As if the title didn’t make things clear enough, the first scenes of Disney+’s new thriller, The Stolen Girl, set things up perfectly.
There’s a child in the boot of a car and she doesn’t know where she is. It’s followed by a montage of her mother Elisa Blix, played by the brilliant Denise Gough, going about her life as an air stewardess on private jets completely oblivious of what is about to go down. When she finds out that her daughter is missing, cue fireworks.
A truly original missing-person drama is hard to write, and The Stolen Girl does fall back on some classic clichés, but the premise, based on the book Playdate by Alex Dahl, is brilliant.
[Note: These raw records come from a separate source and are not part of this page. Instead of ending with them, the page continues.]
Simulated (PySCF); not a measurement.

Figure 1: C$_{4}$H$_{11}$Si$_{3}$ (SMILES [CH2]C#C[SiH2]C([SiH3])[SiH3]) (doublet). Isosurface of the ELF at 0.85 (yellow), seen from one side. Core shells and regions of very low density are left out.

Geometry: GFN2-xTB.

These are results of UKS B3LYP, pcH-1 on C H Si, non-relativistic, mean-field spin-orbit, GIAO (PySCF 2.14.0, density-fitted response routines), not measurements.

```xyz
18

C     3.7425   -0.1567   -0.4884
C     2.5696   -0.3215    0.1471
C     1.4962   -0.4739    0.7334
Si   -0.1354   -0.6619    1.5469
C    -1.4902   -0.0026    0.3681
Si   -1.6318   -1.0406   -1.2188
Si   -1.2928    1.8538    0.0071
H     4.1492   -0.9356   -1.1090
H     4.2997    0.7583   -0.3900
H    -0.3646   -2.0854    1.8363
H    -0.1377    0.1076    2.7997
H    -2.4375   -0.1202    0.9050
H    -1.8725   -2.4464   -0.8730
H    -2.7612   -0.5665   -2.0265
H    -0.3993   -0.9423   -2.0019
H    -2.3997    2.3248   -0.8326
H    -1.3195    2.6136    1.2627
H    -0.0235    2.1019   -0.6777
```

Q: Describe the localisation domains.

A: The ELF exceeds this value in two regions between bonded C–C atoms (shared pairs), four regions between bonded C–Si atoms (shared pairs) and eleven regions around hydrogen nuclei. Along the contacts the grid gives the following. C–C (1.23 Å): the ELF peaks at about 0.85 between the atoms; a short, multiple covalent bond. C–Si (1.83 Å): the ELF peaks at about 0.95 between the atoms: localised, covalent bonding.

Elisa, running late from work one day, bumps into Rebecca (Holliday Grainger) as they pick their daughters up from a fancy school in Cheshire. After a few jokes about the traffic in town, Elisa eventually lets 9-year-old Lucia (Beatrice Campbell) go for a playdate with Rebecca’s daughter, Josephine (Robyn Betteridge).
Everything seems fine. Rebecca lives in a stunning exposed-brick and French window-clad house and even drinks the most civilised of all drinks, kombucha: “Sorry, it’s not quite champagne, but it costs as much.” And yet, Rebecca is not quite who she seems, and that playdate goes very wrong when she and both girls suddenly disappear.
Nobody is safe from scrutiny from here onwards. Elisa soon finds herself under fire for allowing her daughter on a playdate with someone she didn’t know, while she and her successful lawyer husband Fred (Jim Sturgess) have many of their own secrets that slowly make it out into the light of day.

Fred is currently defending an ex-gang member at work and may or may not have had a brief dalliance with another woman. Meanwhile, hidden details about Elisa’s past life start coming to the surface, which may or may not involve a very middle class, red-garment-wearing cult. No one is saying anything, and it seems that everyone is on a personal mission to find Lucia before historic crimes start being uncovered. And when they do, it threatens to tear the family apart.
Interestingly, the police in this universe don’t seem to consider this missing-person case an urgent matter, instead leaving things to the curious journalist for Dash Voice, Selma Desai, played by Ambika Mod.
Fortunately, Selma soon finds herself in possession of what most journalists can only dream of: police officers willing to give her crucial information about the case and an ability to hop on her phone and find out any information in the blink of an eye. Don’t think about it too much; at least Mod is excellent in the role.
As might be evident from the above, the women in this show are the real stars – there is a poignancy to the way maternal love is explored, in all its facets. Gough and Grainger play women who are utterly obsessed with and motivated by their children, and they teeter on the edge of mania throughout. Their mirrored characterisation becomes the heart of the series.
Some of the twists and turns throughout are a little predictable, and the ending twist is eminently guessable, but Gough, Grainger and Mod keep things compelling, serving up lashings of tense, psychological drama that escalates as we dive into their lives. Plus, there’s no denying it looks gorgeous: from Elisa’s beautiful suburban house, dominated by teals, navies and oranges, to the picturesque French villages that crop up later. There are no gritty squats or dishevelled houses here; even the passport-forger lives in an antique-style flat with a huge vintage record collection.
Thriller-wise, The Stolen Girl never quite lives up to the heart-stopping moment of realisation in the first episode that Rebecca was not quite everything she seemed. But the delicacy with which parenthood and grief are portrayed lend a realism to the drama that some of the mid-series revelations might not. The end result is addictive stuff.